CLEVELAND -- While the Golden State Warriors are sitting on a postseason record 14 straight wins, it has left basketball fans to wonder whether the team is capable of going a perfect 16-0.
The outspoken Draymond Green attempted to diffuse that commentary prior to Tuesday's practice, saying the Warriors, up 2-0 in their NBA Finals series against the Cleveland Cavaliers, learned their lesson from a year ago.
"We made that mistake of circling 73 [wins] and worrying about the wrong thing before," said Green, referring to the Warriors' record-setting 73-win regular season in 2015-16. The Warriors held a 2-0 series lead in the Finals that year as well, before falling to the Cavs in seven games.
"It doesn't matter," Green said of an undefeated postseason run. "It would be great, a great story. ... [But] if we were able to do that, I don't think when I talk about a championship I'd say we were the only team to go 16-0. I think I'd say we won a championship. That's all that matters."

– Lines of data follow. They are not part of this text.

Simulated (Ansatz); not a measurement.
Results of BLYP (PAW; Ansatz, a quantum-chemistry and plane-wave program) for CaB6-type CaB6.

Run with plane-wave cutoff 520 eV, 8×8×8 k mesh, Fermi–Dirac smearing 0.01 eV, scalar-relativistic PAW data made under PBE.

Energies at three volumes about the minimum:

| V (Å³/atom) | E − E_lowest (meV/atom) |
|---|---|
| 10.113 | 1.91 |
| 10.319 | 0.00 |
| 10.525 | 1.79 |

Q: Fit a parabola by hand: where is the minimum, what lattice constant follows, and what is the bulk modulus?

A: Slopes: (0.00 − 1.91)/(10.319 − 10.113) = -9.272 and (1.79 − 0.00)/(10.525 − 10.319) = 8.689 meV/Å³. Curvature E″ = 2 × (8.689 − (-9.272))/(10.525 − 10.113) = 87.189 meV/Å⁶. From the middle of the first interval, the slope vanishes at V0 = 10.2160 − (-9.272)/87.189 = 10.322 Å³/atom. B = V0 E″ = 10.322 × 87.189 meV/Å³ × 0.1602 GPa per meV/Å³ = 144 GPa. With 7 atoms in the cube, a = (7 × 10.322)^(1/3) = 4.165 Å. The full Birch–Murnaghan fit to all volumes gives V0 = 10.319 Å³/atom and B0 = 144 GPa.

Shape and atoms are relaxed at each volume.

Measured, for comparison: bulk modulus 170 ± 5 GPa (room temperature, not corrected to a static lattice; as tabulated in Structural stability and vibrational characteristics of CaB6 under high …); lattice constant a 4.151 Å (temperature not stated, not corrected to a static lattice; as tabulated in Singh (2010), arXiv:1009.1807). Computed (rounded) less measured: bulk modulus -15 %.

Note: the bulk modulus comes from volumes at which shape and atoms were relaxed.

The only other team in MLB, NFL or NHL history to win 14 consecutive games in the playoffs was the Pittsburgh Penguins, spanning the 1992 and 1993 hockey postseasons.
Warriors point guard Stephen Curry refused to bite on the 16-0 chatter and steered the conversation back to Wednesday's pivotal Game 3 in Cleveland.
"No, because we're not [chasing it]," Curry said. "We have a huge hurdle to get over tomorrow. ... Game 3 has been a little rough for us historically -- and especially in this building. So, to give ourselves a chance at even coming closer to thinking about that, we need to really, really just lock in and give every effort we have on [Wednesday] and how hard this 48 minutes is going to be to really seize control of this series.
"We talked about it before, that 16-0 doesn't matter in any stretch of the imagination unless that's a closeout game."
Coach Steve Kerr agreed.
"We want 15-0, that's what we want," he said. "We literally have never once mentioned 16-0. It's a miracle that it is even a possibility. More focused on what happened last year. That's the important lesson, not any historical bench marks."
Golden State is the first team to take a 2-0 series lead in consecutive NBA Finals since the Chicago Bulls did it in 1996 and 1997.
The Warriors have dominated this postseason, posting a plus-16.9 point differential per game, currently the highest in NBA history. In the first two games of these Finals, they've beaten the Cavaliers by an average of 20.5 points and have led for 86 of 96 minutes.
The Warriors are 29-1 over their past 30 games, dating back to the regular season.
If they were to go 16-0, might they go down as the best team in NBA history?
"I don't think it ends the argument. Two different eras, playing against different teams," Green said, referring to the 1995-96 Bulls, the team he feels is the Warriors' top competition. "To say if we were to go 16-0, we beat four teams 16 times in a row. But they weren't the four teams they had to beat.
"I still don't think there is a comparison to make. Only thing you can measure is the numbers. Everyone wants to make history, but I want to win four games. I just want to win four games. Championship is history. That is the only history we need to make."